Russia began voting on Friday in an election set to prolong President Vladimir Putin’s rule by six more years, as Kyiv branded the vote a “farce” and launched a barrage of deadly attacks on border regions.
Officials in Moscow warned against any protests during the March 15-17 presidential vote, after calls from the opposition for anti-Putin demonstrations on Sunday.
The Kremlin says the vote will show that the country is fully behind his assault on Ukraine and polling stations have been set up in Russian-held territories.
Ahead of the election, Kyiv ramped up its aerial bombardment of Russian regions just across their shared border.
The Russian national guard said it was fighting off attacks from pro-Ukrainian militias in Kursk, the latest in a string of border clashes.
“I am convinced: you realise what a difficult period our country is going through, what complex challenges we are facing in almost all areas,” Putin said in an address to Russians on the eve of the vote.
“And in order to continue to respond to them with dignity and successfully overcome difficulties, we need to continue to be united and self-confident.”
Polling stations opened in Russia’s easternmost Kamchatka peninsula at 8:00 am local time on Friday and are set to close at 8:00 pm (1800 GMT) on Sunday in Kaliningrad — a Russian exclave bordering Poland and Lithuania.
All of Putin’s major critics are dead, in prison or exile, and authorities blocked the few genuine competitors who tried to stand in the contest.
Alexei Navalny, Putin’s most high-profile opponent over the last decade, died in February in an Arctic prison colony. He was serving 19 years for “extremism”, a sentence widely seen as retribution for his campaigning against the Kremlin leader.
Moscow prosecutors warned against protests during the election.
“The organisation of and participation in these mass events are punishable by virtue of the legislation in place,” they said in a statement posted on Telegram.
Navalny’s widow, Yulia Navalnaya, has called for rallies outside polling stations on Sunday, the final day of voting.
Kyiv has this week launched some of its most significant aerial attacks since the start of the two-year conflict.
The governor of Russia’s Belgorod region, Vyacheslav Gladkov, said that at least three separate waves of aerial attacks had killed two people, wounding several others.

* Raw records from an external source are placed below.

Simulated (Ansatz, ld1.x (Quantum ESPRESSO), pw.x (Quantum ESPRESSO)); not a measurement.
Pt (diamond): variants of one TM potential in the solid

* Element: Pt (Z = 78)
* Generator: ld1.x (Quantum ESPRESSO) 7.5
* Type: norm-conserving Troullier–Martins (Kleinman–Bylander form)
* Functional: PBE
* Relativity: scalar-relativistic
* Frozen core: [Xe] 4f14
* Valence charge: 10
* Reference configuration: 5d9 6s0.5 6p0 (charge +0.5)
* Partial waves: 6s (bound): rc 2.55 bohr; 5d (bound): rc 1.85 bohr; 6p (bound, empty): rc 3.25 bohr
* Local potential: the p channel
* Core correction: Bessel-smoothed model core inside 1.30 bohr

He accused Ukraine of trying to “sow panic, distrust, anger and resentment, in order to break the unit of our society”.
Pro-Ukrainian paramilitaries also claimed to be escalating attacks and incursions in Russian border regions.
In a joint statement, three pro-Kyiv volunteer groups — claiming to consist of anti-Kremlin Russians who have taken up arms — called on authorities to evacuate civilians from the regions of Belgorod and Kursk.
“Civilians should not suffer from the war and any casualties in the process of fighting will be on the conscience” of the regions’ governors, they added.
Russia has denied militias’ claims to have gained ground.
The National Guard said its units had beaten back one such attack near the village of Tyotkino in Kursk.
The defense ministry said it had fended off another by Ukrainian forces trying to enter Belgorod via the village of Spodariushino, without saying when the clash had happened.
Election victory will allow Putin to stay in the Kremlin until at least 2030, a longer spell in power than any Russian leader since Catherine the Great in the 18th century.
He called on Russians to use the vote to show their unity behind his leadership.
“We have already shown that we can be together, defending the freedom, sovereignty and security of Russia,” he said in a video message, flanked by flags of the Russian tricolor and the president’s state insignia.
“Today it is critically important not to stray from this path,” he said.
Early voting was already underway in occupied territories of Ukraine. The vote will also take place in Crimea, the peninsula annexed by Moscow in 2014 — a move that most of the international community refuses to recognize.
US State Department spokesman Matthew Miller condemned the voting in Russian-held areas.
“The United States does not and will never recognize the legitimacy or outcome of these sham elections held in sovereign Ukraine,” he said.
In the Russian-controlled Ukrainian city of Mariupol, election officials on Thursday opened pop-up polling stations at small tables in the street and on the hoods of cars.
Banners were unfurled sporting a red, white, and blue “V” logo — an army symbol used as a sign of support for the military offensive.
Ukraine’s foreign ministry on Thursday urged the international media and public figures “to refrain from referring to this farce as ‘elections’ in the language of democratic states”.